Jury: Sency not guilty of manslaughter
PLACERVILLE — Not only did all 12 jurors find former South Shore auto mechanic Rodney John Sency not guilty of manslaughter, but the majority of them shook the Kyburz rancher’s hand and wished him well outside the courtroom.
One even inquired when the party would be held at his ranch.
“I’m glad you finally got this behind you,” one juror said to Sency, a former South Lake Tahoe auto mechanic.
“Yeah, it’s been a long five years,” Sency replied.
Guilty verdicts were reached on the two lesser misdemeanor charges of illegal moving of a body and failure to notify the coroner of a death, which together carry a maximum sentence of six months. Most jurors who spoke about the case said Sency’s character combined with victim Edward Ortega’s violent past clinched their finding that the 56-year-old Sency acted in self-defense.
Juror Rachel Manley was surprised the manslaughter charge was even filed.
“It just seems like a total waste of time and money,” she said.
Manley said Sency’s testimony made her decision clear.
“He just came across as sincere and unwavering in his testimony,” she said. “He was never once caught in a lie.”
A juror who declined to give his name said, “To me it just didn’t read. It just didn’t add up.”
Sency’s attorney William Routsis said the wait for the verdict was the toughest he experienced.
“I’d been shaking all morning up until it was read,” he said. “Not only did I know my client was not guilty, but I liked him so much as a person.”

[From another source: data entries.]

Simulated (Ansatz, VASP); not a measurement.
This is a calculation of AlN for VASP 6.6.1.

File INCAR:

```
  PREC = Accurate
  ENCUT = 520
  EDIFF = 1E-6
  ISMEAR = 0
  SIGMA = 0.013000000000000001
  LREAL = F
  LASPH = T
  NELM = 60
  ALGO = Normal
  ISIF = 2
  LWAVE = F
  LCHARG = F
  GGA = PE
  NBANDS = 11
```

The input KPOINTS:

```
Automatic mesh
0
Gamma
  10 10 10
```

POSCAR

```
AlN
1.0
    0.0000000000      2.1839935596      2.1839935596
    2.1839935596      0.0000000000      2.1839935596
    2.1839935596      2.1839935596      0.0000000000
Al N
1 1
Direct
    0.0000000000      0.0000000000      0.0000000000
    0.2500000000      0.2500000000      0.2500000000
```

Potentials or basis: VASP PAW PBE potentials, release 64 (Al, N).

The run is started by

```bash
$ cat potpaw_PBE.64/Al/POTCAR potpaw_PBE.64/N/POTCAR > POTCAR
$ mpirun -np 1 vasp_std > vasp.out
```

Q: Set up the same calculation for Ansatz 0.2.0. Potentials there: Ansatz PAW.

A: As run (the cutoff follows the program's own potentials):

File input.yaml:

Prosecutor Worth Dikeman stayed in the courtroom with Ortega’s family members after the verdict was read.
Most were in tears and appeared devastated at the four-week trial’s conclusion. Ortega, who was employed by Sency as a masonry worker, died during a July 31, 2002, confrontation at the 40-acre ranch off Silver Fork Road. Sency struck the 45-year-old worker with the handle of a sledgehammer after Ortega became angry when Sency told him he was being fired.
“There was not one mark on (Sency’s) body,” said Ortega’s sister, who was present for every day of the trial. “And if he claims it was self-defense, why did he wash the knife?”
Ortega’s son, Edward Ortega III, criticized jurors for not listening to the facts. He added Sency’s financial status helped get him off.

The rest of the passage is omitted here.